By the time Santa Fe public middle schools enroll some of their incoming students, it’s already too late, De Vargas Middle School Principal Diane Garcia-Piro tells SFR. In the seventh grade, many of them are still working at a third-grade level.
New legislation introduced in this session seeks to correct that problem, but in spite of support from peer-reviewed research, it faces strong opposition.
House Bill 69, introduced by Rep. Mary Helen Garcia, D-Doña Ana, would hold back third-graders who don’t perform at grade level. It has the strong support of Gov. Susana Martinez, who made education reform the cornerstone of her State of the State speech Jan. 17. Martinez referenced comments made last September by US Secretary of Education Arne Duncan during a White House visit by Martinez administration officials.
“If your students keep being allowed to leave third and fourth grade without being able to read, you’re not doing them any favors,” Duncan told state Public Education Department Secretary-Designate Hanna Skandera.
Skandera, who had input in Garcia’s bill, has recently come under fire for applying Florida reforms, such as the social promotion ban and a new A-F school rating system, to New Mexico. Last week, a political action committee also unveiled a weighty report alleging Skandera is in the pocket of for-profit educational service providers. But according to Jay Greene, chairman of the University of Arkansas’ Department of Education Reform, Florida’s social promotion ban is one measure worth copying.
“Florida has made incredible gains on [the National Assessment of Educational Progress] since those reforms were instituted,” Greene, who has followed legislation banning social promotion across the country, writes SFR in an email.
In 1996, before Florida banned social promotion, 55 percent of its students tested at or above basic proficiency level in math. By 2011, that number was 84 percent.
Texas is a similar case: Like Florida, it passed legislation banning social promotion in 2002. In 1996, 69 percent of Texas fourth-graders demonstrated basic math proficiency; last year, 86 percent did. Those are two of 14 states nationwide that have enacted such legislation.
Greene’s research found that banning social promotion lifts scores in two ways. Students who know they will have to repeat the school year if they don’t succeed have about a 4 percentage-point increase on standardized tests compared to those who don’t have to worry about that consequence, according to a 2004 Manhattan Institute for Policy Research study. In addition, Greene found that low-performing students who were held back to repeat a grade performed almost 10 percentage points higher the following year than low-performing students who were promoted.
But Bill Beacham, principal at Acequia Madre Elementary School in Santa Fe, has two concerns about the bill. He says remediation for struggling students needs to start long before third grade, and he also questions where districts will find the money to help those students catch up.

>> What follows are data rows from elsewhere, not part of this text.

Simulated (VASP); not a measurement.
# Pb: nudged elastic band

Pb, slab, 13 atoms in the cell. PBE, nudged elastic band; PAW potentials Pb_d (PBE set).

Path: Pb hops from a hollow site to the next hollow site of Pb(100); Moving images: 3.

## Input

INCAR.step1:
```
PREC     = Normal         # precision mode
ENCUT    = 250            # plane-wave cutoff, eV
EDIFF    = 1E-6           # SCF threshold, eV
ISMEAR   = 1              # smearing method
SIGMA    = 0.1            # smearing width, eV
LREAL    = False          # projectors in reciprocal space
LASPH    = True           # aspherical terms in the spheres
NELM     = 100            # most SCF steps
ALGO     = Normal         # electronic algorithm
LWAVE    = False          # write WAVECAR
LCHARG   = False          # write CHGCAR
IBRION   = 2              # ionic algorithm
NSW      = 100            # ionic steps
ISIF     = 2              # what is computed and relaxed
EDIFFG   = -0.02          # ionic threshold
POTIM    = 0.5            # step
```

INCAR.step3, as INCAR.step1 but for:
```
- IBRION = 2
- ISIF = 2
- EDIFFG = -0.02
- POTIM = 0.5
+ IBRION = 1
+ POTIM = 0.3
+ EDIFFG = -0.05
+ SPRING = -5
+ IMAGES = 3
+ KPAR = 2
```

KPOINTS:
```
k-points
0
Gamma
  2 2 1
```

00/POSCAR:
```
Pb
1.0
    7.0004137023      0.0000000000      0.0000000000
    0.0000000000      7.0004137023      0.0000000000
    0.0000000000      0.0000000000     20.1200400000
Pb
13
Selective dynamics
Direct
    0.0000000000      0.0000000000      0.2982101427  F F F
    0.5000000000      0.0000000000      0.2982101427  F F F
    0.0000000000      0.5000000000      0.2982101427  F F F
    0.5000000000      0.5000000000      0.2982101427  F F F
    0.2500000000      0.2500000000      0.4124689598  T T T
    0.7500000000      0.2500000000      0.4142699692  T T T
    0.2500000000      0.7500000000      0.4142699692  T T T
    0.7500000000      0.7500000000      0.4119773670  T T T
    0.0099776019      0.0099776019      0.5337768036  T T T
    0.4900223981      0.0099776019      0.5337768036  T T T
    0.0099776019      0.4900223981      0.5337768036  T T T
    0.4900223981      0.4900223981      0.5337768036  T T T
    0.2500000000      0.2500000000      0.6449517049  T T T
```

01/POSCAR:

“The intervention can’t happen in third grade,” Beacham says. “There has to be some things way before that for it to work properly, and that’s not going to happen within the same financial structure we have now.”
Beacham adds that, in his time at Acequia Madre, he has never held a third-grader back, but only students in the earlier grades, whom he says can take better advantage of an extra year.
Garcia’s bill actually does provide for remediation, and even optional retention, for struggling students in kindergarten through second grade, as well. Kids would be screened, beginning in kindergarten, and provided with remedial help if they are falling behind.
“That’s the key part of this legislation, the remediation and intervention,” Garcia says, “because we hope that, with all of this remediation and intervention starting in kindergarten, by the time they get to third grade, it won’t be necessary anymore.”
Parents are required to pay for remedial measures, but if they can prove indigence, that responsibility falls to the district. In Santa Fe Public Schools, which currently can’t fund full-time nurses at each school site, it’s hard to see where that money would come from—and the bill doesn’t provide for a direct appropriation.
Martinez’ fiscal year 2013 budget recommendation includes $17 million for reading ability assessment and coaches in grades K-3, though, which spokesman Scott Darnell says would help districts provide the remediation prescribed under the proposed law.
Another open question is how well the measure would work for New Mexico’s many English language learners. State Rep. Ray Begaye, D-San Juan, introduced a joint memorial requesting a work group of education experts to study how third-grade retention issues relate to nonnative English speakers. For those students, being held back a year “may have an impact on the retained student’s self-perception,” the memorial states.
Begaye tells SFR that he isn’t opposed to ending social promotion, but feels there are still too many unanswered questions about how it would be implemented.
“I’m certainly in agreement to some degree, but I want to know it will be effective,” Begaye says. He chose to have his two daughters repeat third grade, but later regretted it, realizing that, unless teachers try different strategies, retention alone may not help struggling kids. The Santa Fe Public Schools Board of Education approved a resolution Jan. 17 that urges the legislature to continue allowing social promotion and to increase funding for early intervention.
Some research has suggested that being held back can lead kids to eventually drop out of school altogether, but Greene says those studies are poorly designed. Since most states implemented social promotion bans relatively recently, he says, it’s too soon to know for sure how they affect high school graduation rates, but “we would expect that the significant increase in academic achievement for retained students should also translate into a lower dropout rate, not a higher one.”
Garcia’s bill does contain an exception for students who have had less than two years of English instruction. Beacham says those kids are already tested too early and are under pressure to meet certain benchmarks.
“It’s too much for kids to deal with, to learn a second language and all the educational concepts that come with trying to pass a test like that,” Beacham says.
Begaye’s memorial also questions the validity of New Mexico’s testing system. It states that the system may be inaccurate and unreliable for students in special language categories and enjoins the work group to come up with an alternative metric by next year’s legislative session.
But as the state reels from consistently poor national education rankings, Garcia warns against going down the more-research rabbit hole.
“That’s been the problem,” Garcia says. “We’re going to study and study and study and not make some real direct legislation that we need to implement as soon as possible.”